Computer engineers at North Carolina State University have developed hardware that allows programs to operate more efficiently by significantly boosting the speed at which the "cores" on a computer chip communicate with each other.
The core, or central processing unit, is the brain of a computer chip; most chips currently contain between four and eight cores. In order to perform a task more quickly using multiple cores on a single chip, those cores need to communicate with each other. But there are no direct ways for cores to communicate. Instead, one core sends data to memory and another core retrieves it using software algorithms.
"Our technology is more efficient because it provides a single instruction to send data to another core, which is six times faster than the best state-of-the-art software we could find," says Dr. James Tuck, an assistant professor of electrical and computer engineering at NC State and co-author of a paper describing the research. Tuck explains that the technology, called HAQu, is "not hardware designed to communicate data on its own, but is hardware that expedites data-sharing using existing data paths on a computer chip." Because HAQu uses these existing data paths, the research team compared it to software communication tools -- even though it is a piece of hardware.
HAQu is also more energy efficient. "It actually consumes more power when operating but, because it runs so much more quickly, the overall energy consumption of the chip actually decreases," Tuck says.
The next step for the research team is to incorporate the hardware into a prototype system to demonstrate its utility in a complex software environment.

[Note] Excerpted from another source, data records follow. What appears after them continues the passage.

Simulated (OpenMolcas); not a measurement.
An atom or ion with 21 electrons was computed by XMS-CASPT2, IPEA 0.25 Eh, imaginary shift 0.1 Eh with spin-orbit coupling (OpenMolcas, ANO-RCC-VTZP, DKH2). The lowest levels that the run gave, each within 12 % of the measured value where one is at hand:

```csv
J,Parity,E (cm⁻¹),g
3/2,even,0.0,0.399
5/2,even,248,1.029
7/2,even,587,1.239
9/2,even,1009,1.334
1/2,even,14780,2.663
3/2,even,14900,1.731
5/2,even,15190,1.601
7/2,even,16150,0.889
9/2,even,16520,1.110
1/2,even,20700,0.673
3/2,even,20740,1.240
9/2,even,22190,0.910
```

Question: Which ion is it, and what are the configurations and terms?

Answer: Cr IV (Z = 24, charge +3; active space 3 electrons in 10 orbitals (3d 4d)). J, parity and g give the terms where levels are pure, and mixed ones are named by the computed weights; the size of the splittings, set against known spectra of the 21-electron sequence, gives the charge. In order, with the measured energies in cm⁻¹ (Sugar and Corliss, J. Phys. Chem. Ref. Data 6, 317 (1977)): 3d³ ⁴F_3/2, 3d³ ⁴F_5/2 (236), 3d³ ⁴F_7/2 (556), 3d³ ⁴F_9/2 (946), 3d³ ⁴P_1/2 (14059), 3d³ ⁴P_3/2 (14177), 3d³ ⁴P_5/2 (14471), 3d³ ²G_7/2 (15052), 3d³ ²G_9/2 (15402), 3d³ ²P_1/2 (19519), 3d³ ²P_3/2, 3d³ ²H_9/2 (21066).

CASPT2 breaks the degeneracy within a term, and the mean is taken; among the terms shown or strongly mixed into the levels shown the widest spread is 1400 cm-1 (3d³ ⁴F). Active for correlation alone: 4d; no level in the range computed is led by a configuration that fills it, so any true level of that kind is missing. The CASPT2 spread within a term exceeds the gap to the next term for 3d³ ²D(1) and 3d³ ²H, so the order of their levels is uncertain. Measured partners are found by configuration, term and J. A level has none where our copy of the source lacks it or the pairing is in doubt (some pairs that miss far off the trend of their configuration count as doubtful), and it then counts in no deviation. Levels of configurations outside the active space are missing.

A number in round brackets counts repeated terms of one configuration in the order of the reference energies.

The paper, "HAQu: Hardware-Accelerated Queueing for Fine-Grained Threading on a Chip Multiprocessor," is co-authored by Tuck, NC State Ph.D. students Sanghoon Lee and Devesh Tiwari, and Dr. Yan Solihin, an associate professor of electrical and computer engineering at NC State. The paper will be presented Feb. 14 at the International Symposium on High-Performance Computer Architecture in San Antonio, Texas. The research was funded, in part, by the National Science Foundation.